Hypothesis Testing and Confidence Interval

A population is characterized by numerical descriptive measures called parameters. Most inferential problems can be formulated as an inference about one or more parameters of a population. Generally, there are two types of statistical inferencing – estimation and hypothesis test.

Hypothesis Testing relates to a single conclusion of statistical significance versus no statistical significance. Use hypothesis testing when you are doing a strict comparison with a specified hypothesis and significance.

All hypothesis test problems have the following steps:

-       Write your null (Ho) and alternate hypothesis (Ha).

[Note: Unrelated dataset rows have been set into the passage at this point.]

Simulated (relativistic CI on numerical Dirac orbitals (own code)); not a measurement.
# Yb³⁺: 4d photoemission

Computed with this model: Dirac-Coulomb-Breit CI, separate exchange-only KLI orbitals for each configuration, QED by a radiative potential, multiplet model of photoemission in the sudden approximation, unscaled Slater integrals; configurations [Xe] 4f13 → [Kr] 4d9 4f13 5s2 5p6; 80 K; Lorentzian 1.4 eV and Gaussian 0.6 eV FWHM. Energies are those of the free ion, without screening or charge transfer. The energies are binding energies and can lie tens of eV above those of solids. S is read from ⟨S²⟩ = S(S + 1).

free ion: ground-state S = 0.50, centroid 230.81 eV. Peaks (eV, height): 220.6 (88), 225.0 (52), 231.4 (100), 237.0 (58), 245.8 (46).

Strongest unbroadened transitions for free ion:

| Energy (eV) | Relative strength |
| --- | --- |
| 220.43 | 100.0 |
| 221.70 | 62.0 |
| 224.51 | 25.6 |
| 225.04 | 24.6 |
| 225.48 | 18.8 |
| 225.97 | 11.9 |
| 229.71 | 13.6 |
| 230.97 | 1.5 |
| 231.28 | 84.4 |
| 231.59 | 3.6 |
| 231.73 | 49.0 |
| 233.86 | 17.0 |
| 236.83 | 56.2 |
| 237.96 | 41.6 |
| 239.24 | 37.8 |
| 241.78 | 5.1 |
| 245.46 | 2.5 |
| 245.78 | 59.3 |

-       Compute test statistics based on a random sample.

-       Compute p-value.

-       Conclusion.

Confidence Interval falls under statistical inferencing called estimation. It provides a range of plausible values of your population. Use confidence interval when you want to describe a single sample or magnitude of effect. E.g., mean difference.

Scenario: If we collected all possible samples from a given population, and computed confidence intervals for each sample. Some confidence intervals would include the true population parameter and others would not. A 90% confidence level means that 90% of the intervals contain the true population parameter.

Often, the confidence level is denoted by 1 - alpha, where   is the chance that it does not cover the true parameter. For example, if alpha = 0:05, then the confidence level is 0.95, or 95%. We then say that we are 95% confidence that the 95% of all intervals contain true population parameter.

Any confidence interval is of the form:

Confidence Interval = Point Estimate ± Margin of Error (E)

We do not try to have 100% confidence intervals.